How-to | Standardize text fields using fuzzy values clustering#

When working with large amounts of disparate, user-entered text data, you often need to standardize or collapse entries into a resolved form.

For example, how can a computer recognize that strings like “Abraham Lincoln”, “Abe Lincoln”, and “Abrahm Lincoln” are actually the same category? You want to map these close variations into a smaller number of clean labels.

In the image below, the emp_title column has thousands of distinct values and a long tail of unique values (those that appear only once).

Text cleaning strategies like normalization that standardize on case and remove punctuation may help in this regard, but they don’t entirely solve the problem. Similarly, if it’s user-entered data, you might not be able to introduce a rule-based strategy using regular expressions.

Fuzzy matching#

The answer lies in a technique called fuzzy matching.

When viewing a dataset in the Explore tab, select Analyze from the context menu of the column header to review the number of distinct and unique values and their distribution.

If you switch over from the Categorical tab to the Values Clustering tab, you have the option to search for clusters.

You can choose a clustering strategy of Fuzzy or Highly fuzzy depending on how close you require values in the cluster to be. In this case, choose Fuzzy.
You can also compare words or characters. For this use case, compare words.

If you repeat these steps in a Prepare recipe, you can act on these clusters.

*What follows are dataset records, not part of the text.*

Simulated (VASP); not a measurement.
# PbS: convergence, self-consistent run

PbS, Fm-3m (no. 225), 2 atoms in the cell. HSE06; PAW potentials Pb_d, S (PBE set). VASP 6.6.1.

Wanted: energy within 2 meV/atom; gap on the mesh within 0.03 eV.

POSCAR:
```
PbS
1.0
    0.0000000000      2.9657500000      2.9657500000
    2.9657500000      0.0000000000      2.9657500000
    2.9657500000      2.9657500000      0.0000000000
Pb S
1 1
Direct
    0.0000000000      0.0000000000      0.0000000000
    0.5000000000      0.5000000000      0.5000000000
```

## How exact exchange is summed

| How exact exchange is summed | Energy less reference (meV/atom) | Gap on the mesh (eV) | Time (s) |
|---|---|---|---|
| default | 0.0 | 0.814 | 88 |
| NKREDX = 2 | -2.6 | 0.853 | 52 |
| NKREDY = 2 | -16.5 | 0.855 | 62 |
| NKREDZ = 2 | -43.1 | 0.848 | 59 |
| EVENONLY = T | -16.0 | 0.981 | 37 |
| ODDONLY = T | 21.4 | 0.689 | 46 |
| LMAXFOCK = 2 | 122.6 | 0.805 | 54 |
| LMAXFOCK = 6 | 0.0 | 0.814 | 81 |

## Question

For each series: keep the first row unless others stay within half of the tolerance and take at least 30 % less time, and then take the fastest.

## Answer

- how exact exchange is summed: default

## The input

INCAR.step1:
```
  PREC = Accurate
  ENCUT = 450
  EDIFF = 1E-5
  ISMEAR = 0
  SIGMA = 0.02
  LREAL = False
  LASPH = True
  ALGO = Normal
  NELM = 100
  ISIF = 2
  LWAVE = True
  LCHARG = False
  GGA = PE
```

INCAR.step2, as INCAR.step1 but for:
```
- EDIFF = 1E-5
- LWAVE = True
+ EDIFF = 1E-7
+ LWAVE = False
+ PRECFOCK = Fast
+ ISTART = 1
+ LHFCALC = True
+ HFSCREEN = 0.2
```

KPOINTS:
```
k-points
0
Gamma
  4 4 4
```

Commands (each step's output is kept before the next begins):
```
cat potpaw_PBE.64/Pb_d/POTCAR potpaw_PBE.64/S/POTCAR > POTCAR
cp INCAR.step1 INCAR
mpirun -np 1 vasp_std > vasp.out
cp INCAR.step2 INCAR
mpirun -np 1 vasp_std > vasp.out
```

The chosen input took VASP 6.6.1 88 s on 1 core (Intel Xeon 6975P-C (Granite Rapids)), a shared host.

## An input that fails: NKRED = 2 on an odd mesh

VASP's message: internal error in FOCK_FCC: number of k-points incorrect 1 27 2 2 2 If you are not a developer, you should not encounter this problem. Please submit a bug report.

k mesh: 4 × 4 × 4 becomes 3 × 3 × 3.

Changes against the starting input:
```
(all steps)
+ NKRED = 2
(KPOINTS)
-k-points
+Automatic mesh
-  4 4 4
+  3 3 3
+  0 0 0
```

You can adjust the final, standardized label if needed. Then, you can click “Merge Selected” to perform a merge on all or a selection of clusters so that the original values are mapped to the new cluster label.

To take the first example, all five variations will now have the same label— Dept of Homeland Security.

This merge action creates a fully transparent and editable Find and Replace step in the Prepare recipe with hundreds—or even thousands—of individual replacements.

Super simple and a huge time saver!